Support Questions

Find answers, ask questions, and share your expertise

Apache Spark Submit using rest API driver state ERROR

Super Collaborator

Hi ,

 

I have a spark cluster deployed on windows. I'm trying to submit a simple spark job using the rest api. The job is just python code that does simple hello world sentence as follows :

from pyspark.sql import SparkSession
def main(args):
    print('hello world')
    return 0
if __name__ == '__main__':
  main(None)

The url Im using to submit the job is:

http://<Master-IP>:6066/v1/submissions/create

With the following Post Body:

 

{
    "appResource": "file:../../helloworld.py",
    "sparkProperties": {
        "spark.executor.memory": "2g",
        "spark.master": "spark://<Master IP>:7077",
        "spark.app.name": "Spark REST API - Hello world",
        "spark.driver.memory": "2g",
        "spark.eventLog.enabled": "false",
        "spark.driver.cores": "2",
        "spark.submit.deployMode": "cluster",
        "spark.driver.supervise": "true"
    },
    "clientSparkVersion": "3.3.1",
    "mainClass": "org.apache.spark.deploy.SparkSubmit",
    "environmentVariables": {
        "SPARK_ENV_LOADED": "1"
    },
    "action": "CreateSubmissionRequest",
    "appArgs": [
        "../../helloworld.py", "80"
    ]
}

After I run this post using postmant, I get the following response:

{
    "action": "CreateSubmissionResponse",
    "message": "Driver successfully submitted as driver-20221216112633-0005",
    "serverSparkVersion": "3.3.1",
    "submissionId": "driver-20221216112633-0005",
    "success": true
}

However when I try to get the job status using :

http://<Master-IP>:6066/v1/submissions/status/driver-20221216112633-0005

I get the driverState: ERROR , NullPointerException as follows:

{
    "action": "SubmissionStatusResponse",
    "driverState": "ERROR",
    "message": "Exception from the cluster:\njava.lang.NullPointerException\n\torg.apache.spark.deploy.worker.DriverRunner.downloadUserJar(DriverRunner.scala:158)\n\torg.apache.spark.deploy.worker.DriverRunner.prepareAndRunDriver(DriverRunner.scala:179)\n\torg.apache.spark.deploy.worker.DriverRunner$$anon$2.run(DriverRunner.scala:99)",
    "serverSparkVersion": "3.3.1",
    "submissionId": "driver-20221216112633-0005",
    "success": true,
    "workerHostPort": "10.9.8.120:56060",
    "workerId": "worker-20221216093629-<IP>-56060"
}

 

Not sure why Im getting this error and what it means. Can someone please point me in the right direction or help me at least  how I can trouble this farther? Thanks

 

 

 

1 ACCEPTED SOLUTION

Super Collaborator

I was finally able to figure out the problem. To resolve this issue basically it seems like the py\jar file as specified in the "appResource" & ""spark.jars" needs to be accessible by all nodes in the cluster, for example if you have network path you can specify the network path in both attributes as follows:
"appResource": "file:////Servername/somefolder/HelloWorld.jar",
...
"spark.jars": "file:////Servername/someFolder/HelloWorld.jar",

 

Note sure why if the job is being submitted to the master. If anybody knows please help me understand.

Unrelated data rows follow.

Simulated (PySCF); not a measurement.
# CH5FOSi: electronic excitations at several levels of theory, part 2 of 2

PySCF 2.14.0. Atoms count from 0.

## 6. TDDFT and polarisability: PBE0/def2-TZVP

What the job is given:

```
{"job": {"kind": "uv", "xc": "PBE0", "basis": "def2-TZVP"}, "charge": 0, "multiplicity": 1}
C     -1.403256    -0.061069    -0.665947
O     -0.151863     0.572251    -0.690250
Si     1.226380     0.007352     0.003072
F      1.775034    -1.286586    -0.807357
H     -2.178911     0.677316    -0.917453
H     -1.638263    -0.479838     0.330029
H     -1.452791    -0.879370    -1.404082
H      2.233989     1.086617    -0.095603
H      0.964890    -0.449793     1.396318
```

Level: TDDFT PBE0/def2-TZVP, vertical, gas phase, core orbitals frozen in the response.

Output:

View solution in original post

1 REPLY 1

Super Collaborator

I was finally able to figure out the problem. To resolve this issue basically it seems like the py\jar file as specified in the "appResource" & ""spark.jars" needs to be accessible by all nodes in the cluster, for example if you have network path you can specify the network path in both attributes as follows:
"appResource": "file:////Servername/somefolder/HelloWorld.jar",
...
"spark.jars": "file:////Servername/someFolder/HelloWorld.jar",

 

Note sure why if the job is being submitted to the master. If anybody knows please help me understand.